Does Jane's reasoning sound convincing to you? It's nice to think that we fall in love because we are attracted by our beloved's inner goodness. But truthfully, aren't most of us influenced by appearances? The story goes on to suggest that Jane is right in thinking that Rochester could never love a woman like Blanche. Still, some readers suspect that Jane is rather naive-uncharacteristically so-on the subject of Blanche.
As you read on, you might find it interesting to look for evidence for and against Jane's opinion on this topic. What does Mr. Rochester himself have to say about Blanche? What do other people, such as Mrs. Fairfax, think of her? How is Blanche's flirting with Rochester different from Jane's own "unconventional" conversations with him. Jane obviously thinks there is a big difference.

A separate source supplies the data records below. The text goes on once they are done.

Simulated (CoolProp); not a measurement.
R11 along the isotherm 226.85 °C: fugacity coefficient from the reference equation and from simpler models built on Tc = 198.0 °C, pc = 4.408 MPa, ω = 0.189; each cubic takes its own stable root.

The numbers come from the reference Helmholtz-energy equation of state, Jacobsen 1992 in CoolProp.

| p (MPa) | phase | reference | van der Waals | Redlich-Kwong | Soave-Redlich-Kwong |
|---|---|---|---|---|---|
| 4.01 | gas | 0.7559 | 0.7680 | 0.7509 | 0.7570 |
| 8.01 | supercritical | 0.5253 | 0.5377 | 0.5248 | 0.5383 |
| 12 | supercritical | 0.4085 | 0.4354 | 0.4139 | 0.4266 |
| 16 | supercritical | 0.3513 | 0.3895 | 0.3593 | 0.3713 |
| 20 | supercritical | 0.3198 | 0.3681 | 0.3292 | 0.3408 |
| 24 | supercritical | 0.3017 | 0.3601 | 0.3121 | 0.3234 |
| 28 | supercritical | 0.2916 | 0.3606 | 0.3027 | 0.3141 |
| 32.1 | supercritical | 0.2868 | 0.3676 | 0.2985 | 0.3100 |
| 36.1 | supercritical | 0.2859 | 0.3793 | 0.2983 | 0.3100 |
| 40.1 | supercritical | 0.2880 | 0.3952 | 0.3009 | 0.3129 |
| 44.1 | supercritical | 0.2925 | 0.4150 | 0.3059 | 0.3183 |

One afternoon a few days later, the guests are waiting for Mr. Rochester to return from an errand when a tall, well-dressed stranger appears at the door. He's Mr. Richard Mason, who says he's an old friend of Rochester's from Jamaica, in the West Indies.
While Mr. Mason is waiting in the drawing room, a servant announces another unexpected visitor. An old gypsy woman has come to the house, demanding to tell the ladies' fortunes. Blanche thinks this sounds like fun. One by one, the ladies take turns going into the library where the gypsy woman is waiting. All of them emerge giggling-except for Blanche Ingram, who has obviously heard something that upset her very much.
Now it's Jane's turn to have her fortune told. Jane finds the gypsy wearing a red cloak, a wide-brimmed hat that hides her face, and smoking a pipe. Not very impressed, she compares the woman unfavorably to a Sybil-a prophetess from classical mythology. The gypsy tells Jane that she is going to read her fortune by studying the shape of her head.
The belief that a person's character was revealed by the shape of his or her skull-called phrenology-was prevalent in the mid-19th century. In an earlier scene (Chapter 14) Jane has already analyzed Mr. Rochester from the shape of his forehead.
The gypsy questions Jane at length about her feelings for Mr. Rochester and the rumors of his engagement to Miss Ingram. Since the gypsy mentions in passing that she's a friend of Grace Poole, Jane becomes wary and avoids saying how she really feels about Rochester. In a long and rather flowery speech, the gypsy then tells Jane that her eyes are "full of feeling" and her mouth meant to know laughter, but the shape of her forehead shows self-respect-it seems to say, "I can live alone... I need not sell my soul to buy bliss."
By the end of this speech, Jane realizes that the gypsy is speaking in the voice of-Mr. Rochester!
Very pleased with himself, Mr. Rochester removes his disguise and asks Jane whether he didn't do a wonderful job of imitating a gypsy. Jane is not charmed, however. She tells him that it was very unfair of him to try to trick her. Silently, however, she is congratulating herself for having managed to get through the interview without saying anything embarrassing.
Suddenly Jane remembers to tell Rochester about the arrival of Mr. Mason. Rochester is staggered by the news. He tells Jane that he wishes he could be far away with her on some island, away from danger. And he asks her, mysteriously, whether she would still be his friend even if it meant defying society.
She answers cautiously that she would remain true to any friend who deserved her loyalty.